There’s no denying that monumental smartphone demand has OEMs frantic to ensure their reliability of their supply chain. Apple is apparently tapping some of its seemingly bottomless cash reserves to secure display technologies for the iPad and iPhone.
Citing comments made by Apple’s COO Tim Cook at the company’s Jan. 18 earnings call, IHS iSuppli extrapolates that Apple has committed $3.9 billion to secure production of the company’s retina displays.
Based on an analysis of Apple’s existing supplier relations, intellectual property ownership and licensing and technology, IHS iSuppli believes the companies tapped to fulfill orders for advanced LCD displays over a two-year period may be LG Display, Sharp Corp. and Toshiba Mobile Display.
“In the era of the iPad and iPhone, the user interface – particularly the display and touch screen – has become the most critical competitive differentiator for tablets and smartphones,” noted Vinita Jakhanwal, director for small and medium displays at IHS, in a statement, citing high demand as the reason Apple has decided to secure its display supply.
IHS iSuppli estimates that Apple spent nearly $2 billion on displays for its iPad and iPhone lines in 2010, sourcing LCD panels from LG Display, Samsung Electronics, Sharp and Toshiba Mobile Display.
Apple laying claim to a major share of global output of IPS LCD and LTPS LCD panels could have implications for all competitors in the smartphone and tablet market.
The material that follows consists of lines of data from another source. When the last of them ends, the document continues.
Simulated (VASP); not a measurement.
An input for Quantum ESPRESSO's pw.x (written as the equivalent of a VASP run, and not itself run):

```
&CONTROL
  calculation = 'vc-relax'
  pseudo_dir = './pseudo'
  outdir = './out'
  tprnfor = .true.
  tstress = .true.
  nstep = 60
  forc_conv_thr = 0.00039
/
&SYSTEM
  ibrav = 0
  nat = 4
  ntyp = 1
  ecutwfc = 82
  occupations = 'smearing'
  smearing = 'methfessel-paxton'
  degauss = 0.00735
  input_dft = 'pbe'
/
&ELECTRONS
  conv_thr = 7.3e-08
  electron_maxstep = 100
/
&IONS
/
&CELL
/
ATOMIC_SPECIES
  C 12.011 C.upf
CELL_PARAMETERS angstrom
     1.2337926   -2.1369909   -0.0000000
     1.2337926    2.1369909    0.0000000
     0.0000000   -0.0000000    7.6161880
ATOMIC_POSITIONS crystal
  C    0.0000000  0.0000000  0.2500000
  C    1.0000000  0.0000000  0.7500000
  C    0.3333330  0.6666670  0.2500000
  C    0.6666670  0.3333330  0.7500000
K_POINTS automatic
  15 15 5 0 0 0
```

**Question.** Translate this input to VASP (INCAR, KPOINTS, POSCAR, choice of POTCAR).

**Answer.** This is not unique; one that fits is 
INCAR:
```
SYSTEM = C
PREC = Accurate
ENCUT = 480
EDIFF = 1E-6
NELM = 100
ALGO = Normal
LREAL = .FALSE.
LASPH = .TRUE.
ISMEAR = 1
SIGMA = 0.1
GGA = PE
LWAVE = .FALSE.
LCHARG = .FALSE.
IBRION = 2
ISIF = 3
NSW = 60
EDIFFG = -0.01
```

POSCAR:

Jakhanwal notes that because IPS LCD production is limited to suppliers that own or have access to the IPS license, it is a challenge to match demand to suppliers that own production capacity and IPS licenses. She also said that manufacturing yields associated with IPS LCD are still poor, but the only alternative is Samsung’s AMOLED panels, which have “gone into a state of critical shortage.”
“With Apple trying to invest in assuring IPS supply, and Samsung Electronics having preferential access to small- and medium-sized AMOLED supply, the rest of the smartphone makers are caught between the two giants,” Jakhanwal said. “This has left other OEMs to resort to other technologies when it comes to advanced displays, giving Apple and Samsung a huge edge in product differentiation in a highly competitive market.”